Re: [RFC PATCH] sched: Add scx_cpuperf_target in sched_cpu_util()

From: Lukasz Luba

Date: Thu Mar 19 2026 - 06:21:41 EST


Hi Qais and Xuewen,

On 3/19/26 02:13, Xuewen Yan wrote:
On Wed, Mar 18, 2026 at 9:44 PM Qais Yousef <qyousef@xxxxxxxxxxx> wrote:

On 03/18/26 13:55, Vincent Guittot wrote:
On Wed, 18 Mar 2026 at 13:47, Peter Zijlstra <peterz@xxxxxxxxxxxxx> wrote:

On Wed, Mar 18, 2026 at 08:17:55PM +0800, Xuewen Yan wrote:
diff --git a/kernel/sched/fair.c b/kernel/sched/fair.c
index bf948db905ed..20adb6fede2a 100644
--- a/kernel/sched/fair.c
+++ b/kernel/sched/fair.c
@@ -8198,7 +8198,12 @@ unsigned long effective_cpu_util(int cpu, unsigned long util_cfs,

unsigned long sched_cpu_util(int cpu)
{
- return effective_cpu_util(cpu, cpu_util_cfs(cpu), NULL, NULL);
+ unsigned long util = scx_cpuperf_target(cpu);
+
+ if (!scx_switched_all())
+ util += cpu_util_cfs(cpu);
+
+ return effective_cpu_util(cpu, util, NULL, NULL);
}

This puts the common case of no ext muck into the slow path of that
static_branch.

+1
I was about to same


This wants to be something like:

unsigned long sched_cpu_util(int cpu)
{
unsigned long util = cpu_util_cfs(cpu);

if (scx_enabled()) {
unsigned long scx_util = scx_cpuperf_target(cpu);

also scx_cpuperf_target() does not reflect the utilization of the CPU
but the targeted perfromance level

Beside that, this sort of plug-and-play is a big concern. You picked up sched
ext and changed the behavior, then you'd need to get your thermal management to
work with that. Not retrospectively sprinkle these hacks around to force things
to work again.

In fact, I had considered this issue even before sending this patch.
Our initial fix was to modify the thermal subsystem specifically,
in cpufreq_cooling.c, when SCX is enabled, we stopped calling
sched_cpu_util() and instead used idle-time-based calculation to
obtain CPU util.

However, we later realized that sched_cpu_util() is used not only in
cpufreq_cooling.c but also in dtpm_cpu.c.
Since I’m not familiar with dtpm_cpu.c, I was hesitant to modify it.
This led us to propose the current patch.
Although scx_cpuperf_target may not accurately reflect the true CPU
utilization, as Christian pointed out, it’s still better than having
nothing at all.

That’s exactly why I marked this patch as RFC, I wasn’t sure whether
the proper fix should be in cpufreq_cooling.c or in sched_cpu_util().
It now seems clear that modifying only sched_cpu_util() is
insufficient. Ideally, we should also update cpufreq_cooling.c, since
we cannot guarantee that all SCX BPF programs will provide an accurate
cpuperf_target.
I’ll submit a follow-up patch to modify cpufreq_cooling.c shortly.
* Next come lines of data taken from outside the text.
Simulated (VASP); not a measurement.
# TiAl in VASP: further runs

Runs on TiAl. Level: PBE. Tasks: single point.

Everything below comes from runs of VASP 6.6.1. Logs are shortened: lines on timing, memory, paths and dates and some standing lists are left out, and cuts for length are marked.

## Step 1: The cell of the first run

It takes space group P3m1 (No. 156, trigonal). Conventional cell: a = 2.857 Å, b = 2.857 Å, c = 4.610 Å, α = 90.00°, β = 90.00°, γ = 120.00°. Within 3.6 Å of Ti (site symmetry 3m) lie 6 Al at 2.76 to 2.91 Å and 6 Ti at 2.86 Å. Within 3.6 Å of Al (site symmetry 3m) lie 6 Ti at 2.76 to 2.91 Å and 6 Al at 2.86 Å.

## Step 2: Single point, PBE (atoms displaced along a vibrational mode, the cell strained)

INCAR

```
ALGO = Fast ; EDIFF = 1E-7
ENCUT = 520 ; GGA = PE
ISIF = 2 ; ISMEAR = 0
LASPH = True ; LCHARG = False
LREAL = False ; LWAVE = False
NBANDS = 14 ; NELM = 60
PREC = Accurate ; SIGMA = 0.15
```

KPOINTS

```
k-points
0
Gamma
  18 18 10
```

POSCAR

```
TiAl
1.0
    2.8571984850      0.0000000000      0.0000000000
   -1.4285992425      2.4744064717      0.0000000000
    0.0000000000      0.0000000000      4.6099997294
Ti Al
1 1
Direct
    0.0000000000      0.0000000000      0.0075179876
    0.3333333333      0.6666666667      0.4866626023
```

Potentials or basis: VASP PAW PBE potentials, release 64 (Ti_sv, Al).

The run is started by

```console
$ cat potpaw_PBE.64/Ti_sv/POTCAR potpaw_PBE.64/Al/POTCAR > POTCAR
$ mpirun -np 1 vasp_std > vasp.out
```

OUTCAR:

If you refer to the utilization driven power estimation - I tend to
agree. You might remember, we had a few corner-cases due to that
design and I tried to address it differently [1][2].

Xuewen please send your proposal for the cpufreq_cooling.c and I will
have a look there. If there still be a need to fix it more deeply
then I can help with some deeper thermal changes.

Estimating the real CPU's power based on available information in the
kernel is really hard. Although, let's try to fix what you
observe in your devices.

Regards,
Lukasz

[1] https://lore.kernel.org/linux-pm/20210622075925.16189-1-lukasz.luba@xxxxxxx/

[2] https://lore.kernel.org/linux-pm/20220406220809.22555-1-lukasz.luba@xxxxxxx/